US President Donald Trump signed two executive orders on Friday: one ordering a review of regulations imposed on the financial sector under the Dodd-Frank Act of 2010, and the other ordering a review of the “fiduciary rule,” which requires financial advisors to act in their clients’ best interests when advising them about retirement, NPR reports:
These executive actions are the start of a Trump administration effort to reverse or revise financial regulations put in place by the Obama administration and seen by Trump and his advisers as onerous and ineffective. …
Echoing arguments of the financial services industry, the Trump administration official said the [fiduciary] rule would have unintended consequences if allowed to go forward. The industry says the rule will make it harder for advisers to serve lower-income clients. Backers of the rule say it will prevent advisers from gouging customers by selling them inappropriate, high-fee products. Once the review is complete, the official said, it’s possible the Labor Department could determine the rule is completely unnecessary.
The Trump team has had their sights on the fiduciary rule, drawn up by the Labor Department last April, for a while, and the business community had lobbied the president to rescind it. Friday’s order does not immediately cancel the rule, but gives the department the discretion to revise or discard it and prevents the rule from taking effect as scheduled on April 10.
A senior Trump administration official tells the Wall Street Journal that Friday’s orders are just the start of the administration’s deregulation agenda:
“Americans are going to have better choices and Americans are going to have better products because we’re not going to burden the banks with literally hundreds of billions of dollars of regulatory costs every year,” White House National Economic Council Director Gary Cohn said in an interview with The Wall Street Journal. “The banks are going to be able to price product more efficiently and more effectively to consumers.” …
Mr. Cohn said the actions are intended to pave the way for additional orders that would affect the post-crisis Financial Stability Oversight Council, the mechanism for winding down a giant faltering financial company, and the way the government supervises big financial firms that aren’t traditional banks, often referred to as systemically important financial institutions.
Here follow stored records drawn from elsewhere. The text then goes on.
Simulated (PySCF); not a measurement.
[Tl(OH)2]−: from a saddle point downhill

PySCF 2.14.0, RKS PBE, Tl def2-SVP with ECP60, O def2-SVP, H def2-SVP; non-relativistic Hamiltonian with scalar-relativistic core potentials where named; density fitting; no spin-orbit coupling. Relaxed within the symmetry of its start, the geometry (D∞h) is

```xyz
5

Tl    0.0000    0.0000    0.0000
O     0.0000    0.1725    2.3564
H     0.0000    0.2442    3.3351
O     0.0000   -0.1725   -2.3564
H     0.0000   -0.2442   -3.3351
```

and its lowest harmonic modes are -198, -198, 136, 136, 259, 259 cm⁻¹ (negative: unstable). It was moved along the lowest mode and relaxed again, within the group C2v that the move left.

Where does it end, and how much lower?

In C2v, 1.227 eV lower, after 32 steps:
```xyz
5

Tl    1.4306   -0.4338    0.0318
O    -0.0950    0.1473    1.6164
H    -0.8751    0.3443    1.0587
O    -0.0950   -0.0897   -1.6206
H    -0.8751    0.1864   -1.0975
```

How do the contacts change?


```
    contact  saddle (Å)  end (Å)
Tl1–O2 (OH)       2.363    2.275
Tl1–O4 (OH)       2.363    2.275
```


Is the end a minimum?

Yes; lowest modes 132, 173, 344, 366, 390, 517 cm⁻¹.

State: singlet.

Even if the fiduciary rule is scuttled, however, the changes the financial industry has already made to comply with it are likely to remain in place, Business Insider explains:
For all the concerns about what Trump could do to the rule, it might actually be too late for him to do much to undercut the change. That’s because Wall Street firms have already made the move to comply with the new standard, creating an industry shift unlikely to bend even in a worst-case scenario, experts say.
“Pragmatically, it’s very difficult to step back from a rule that’s so obviously needed,” Jack Bogle, founder of the index provider Vanguard Group, which is known for its low-cost offerings and is likely to benefit from the change, previously told Business Insider.
Bloomberg observes the same trend:
Morgan Stanley, one of the biggest U.S. brokerages, said on Jan. 26 that it plans to move ahead with changes designed to comply with the fiduciary rule, despite uncertainty over whether the regulation will be implemented. Insurers including American International Group Inc. and Principal Financial Group Inc. stressed after Trump’s victory that they would continue to forge ahead as though the rules would be carried out.
“My expectation is that a lot of firms are going to continue installing a best-interest standard, regardless,” said Brian Graff, chief executive officer of the American Retirement Association, a group that represents pension professionals.